Mumbai, Apr 18: Reserve Bank of India (RBI) today announced that the country could maintain a GDP growth rate between 7.5 to 8 per cent for the current fiscal year, even as it left the key monetary instruments - the bank rate, cash reserve ratio (CRR) and repo rate unchanged.
According to RBI annual policy statement for the financial year 2006-07, the projection is made in the light of accelerated growth in agriculture sector at 2.3 per cent in 2005-06, from a low of 0.7 per cent in 2004-05, and also due to the positive industrial and manufacturing outlook. The industrial growth in 2005-06 was up at 8 per cent, from 7.4 per cent in 2004-05.
Unveiling the policy stance, RBI said the inflation rate on an annualised basis would be in the range of 5 to 5.5 per cent, while expansion in money supplying would be maintained at 15 per cent for the current fiscal.
While leaving the bank rate, CRR, repo and reverse repo rates unchaged at 6 per cent, 5 per cent, 6.5 per cent and 5.5 per cent, respectively, the Central Bank asserted its readiness to act in a timely and prompt manner on any sign of evolving circumstances, impinging on inflationary expectation.

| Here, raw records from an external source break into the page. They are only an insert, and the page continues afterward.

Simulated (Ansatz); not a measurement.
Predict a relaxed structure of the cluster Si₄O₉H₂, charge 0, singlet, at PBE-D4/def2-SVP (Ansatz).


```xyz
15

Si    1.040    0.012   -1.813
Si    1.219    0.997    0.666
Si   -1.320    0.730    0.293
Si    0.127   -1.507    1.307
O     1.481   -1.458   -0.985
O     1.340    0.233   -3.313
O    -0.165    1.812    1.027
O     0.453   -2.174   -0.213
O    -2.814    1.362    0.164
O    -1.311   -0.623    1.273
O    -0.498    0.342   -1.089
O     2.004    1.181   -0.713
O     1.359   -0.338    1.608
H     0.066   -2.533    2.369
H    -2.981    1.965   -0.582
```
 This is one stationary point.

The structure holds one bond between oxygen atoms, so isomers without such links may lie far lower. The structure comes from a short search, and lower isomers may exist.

Later addressing the top executives of banks and financial institutions, RBI Governor Dr Y V Reddy asked the bankers to focus on credit quality and financial market condition, to support export and investment demand in the economy, maintaining macro-economy, particularly for financial stability.
While RBI would ensure a conducive credit and monetary environment to enable the growth momentum, it would respond swiftly to the evolving global development, the Governor said.